Since you have $(11)$ counters total, and $(10)$ spaces, the best that you can do is to use $(10)$ of the counters, if possible. So, you have two simultaneous goals to strive for:

• Maximize the number of counters used, attempting to use $(10)$ of the $(11)$ counters.

• Minimize the omitted counter(s). For example, if you can use $(10)$ of the counters, with a $(2)$ omitted, that is automatically an optimal solution.

Consider the partial sequence:
$54----54--.$

One way of continuing this sequence is:

$$5423-25423. \tag1 $$

Omitted numbers in (1) above: one $(2)$, one $(3)$.

Because of the sequence in (1) above, in striving for a better sequence, you can automatically assume that both $(5)$'s must be used. The defect of the sequence in (1) above is that the leading $(54)$ specifically occupied positions A and B. However, this was balanced by the other $(54)$ occupying positions G and H.

So, the next try is:
$-54----54-.$

My instinct is to extend this to:

$$354-3--543 \tag2 .$$

This leads to:

$$35423-2543. \tag3 $$

Omitted numbers in (3) above: two $(2)$'s.

Absent brute force, I suspect that this is optimal. However, I also suspect that actually proving it analytically may be very cumbersome.

In (2) above, the difficulty in reversing the order of the first $54$ in the sequence, so that the second $(4)$ may be placed in position G, instead of position I, is that it makes the two $(5)$'s too close together.

Answer 3

In its current form / extent, the problem is small enough to be "solved" by brute-force. There are 5 possible values to be placed in an array of length 10, which are $5^{10}\approx 10^7$ settings, only $\approx 150\,000$ of which are legal due to the constraints.

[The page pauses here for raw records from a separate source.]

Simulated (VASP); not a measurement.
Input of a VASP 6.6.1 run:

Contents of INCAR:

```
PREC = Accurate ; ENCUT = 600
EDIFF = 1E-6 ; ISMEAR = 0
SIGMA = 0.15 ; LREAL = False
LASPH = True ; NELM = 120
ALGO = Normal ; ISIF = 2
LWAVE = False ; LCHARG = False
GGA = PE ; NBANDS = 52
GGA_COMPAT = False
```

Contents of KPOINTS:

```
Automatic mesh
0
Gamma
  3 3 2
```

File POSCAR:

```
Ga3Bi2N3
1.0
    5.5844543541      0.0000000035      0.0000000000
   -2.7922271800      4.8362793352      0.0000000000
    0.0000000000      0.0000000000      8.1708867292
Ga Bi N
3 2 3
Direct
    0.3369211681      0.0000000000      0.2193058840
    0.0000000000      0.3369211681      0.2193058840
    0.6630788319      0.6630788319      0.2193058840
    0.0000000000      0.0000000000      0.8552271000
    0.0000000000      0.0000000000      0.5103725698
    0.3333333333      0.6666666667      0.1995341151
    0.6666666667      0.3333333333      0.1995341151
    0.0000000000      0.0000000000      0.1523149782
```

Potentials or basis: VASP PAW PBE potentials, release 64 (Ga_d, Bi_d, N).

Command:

As language I chose C99 because it executes swiftly and no high-level algorithms or data structures are needed. The only advantage over Linear Programming etc. is that a C-compiler is usually more accessible. For example, the code below can be compiled using gcc or clang which produces executable count.x:

gcc -std=c99 count.c -o count.x -O3

The program iterates over all solutions, but only prints a solution when its score is higher than that of all previos solutions. It will print

sol: [ 5 4 3 2 0 0 5 4 3 2 ] = 28
sol: [ 5 4 2 3 0 2 5 4 3 2 ] = 30
sol: [ 5 3 4 2 0 3 5 4 2 3 ] = 31

Execution time is in the order of milliseconds. One critical value is the size of the array, N_VALUES in the code. When set to 17, the execution time will already grow to some seconds, and it will increase exponentially with N_VALUES.

#include <stdio.h>
#include <stdbool.h>

#define ARRAY_SIZE(X) ((int) (sizeof (X) / sizeof (*X)))

#define EMPTY 0

#define N_VALUES 10

int value[N_VALUES];

typedef struct
{
    // Multiplicity of this item.
    int count;

    // Value and range of this item.
    const int value;
} item_t;

// What items we have available to fill value[] with.
item_t item[] =
{
    // List items with a high .value first.
    { 2, 5 },
    { 2, 4 },
    { 3, 3 },
    { 4, 2 },
    { 0, EMPTY }
};

static const int N_ITEMS = ARRAY_SIZE (item);

int max_score = -1;

static inline int min (int a, int b) { return a < b ? a : b; }

// Try to set value[v] = item[i].value.
static bool set (int v, int i)
{
    const int ival = item[i].value;

    if (ival != EMPTY)
    {
        // Are there still instances of this item available?
        if (item[i].count == 0)
            return false; // ...no.

        // Check neighborhood for same items.  As search works from value[0]
        // up to value[N_VALUES - 1], only check values to the left.
        for (int i = min (ival, v); i >= 1; --i)
            if (value[v - i] == ival)
                return false;

        // No same items in neighborhood: Register this item.
        item[i].count -= 1;
    }

    value[v] = ival;

    return true;
}

// Undo effect of set().
static void unset (int v, int i)
{
    if (item[i].value != EMPTY)
        item[i].count += 1;
}

// Score is sum over value[].
static int score (void)
{
    int sum = 0;
    for (int v = 0; v < N_VALUES; ++v)
        sum += value[v];
    return sum;
}

static void do_solution (void)
{
    const int sc = score();

    // Only print solution if it performs better than all solutions
    // seen so far.

    if (sc <= max_score)
        return;

    max_score = sc;

    printf ("sol: [");
    for (int v = 0; v < N_VALUES; ++v)
        printf (" %d", value[v]);

    printf (" ] = %d\n", sc);
}

// Iterate value[v] over available items.
static void do_search (int v)
{
    if (v == N_VALUES)
    {
        // value[] is completely set and contains a legal solution.
        do_solution();
        return;
    }

    for (int i = 0; i < N_ITEMS; ++i)
    {
        if (set (v, i))
        {
            // Setting value[v] = item[i].value was successful. Now try to
            // set value[v+1] etc. until all of value[] is set.
            do_search (v + 1);
            // Undo effect of set (v, i).
            unset (v, i);
        }
    }
}

int main()
{
    do_search (0);

    return 0;
}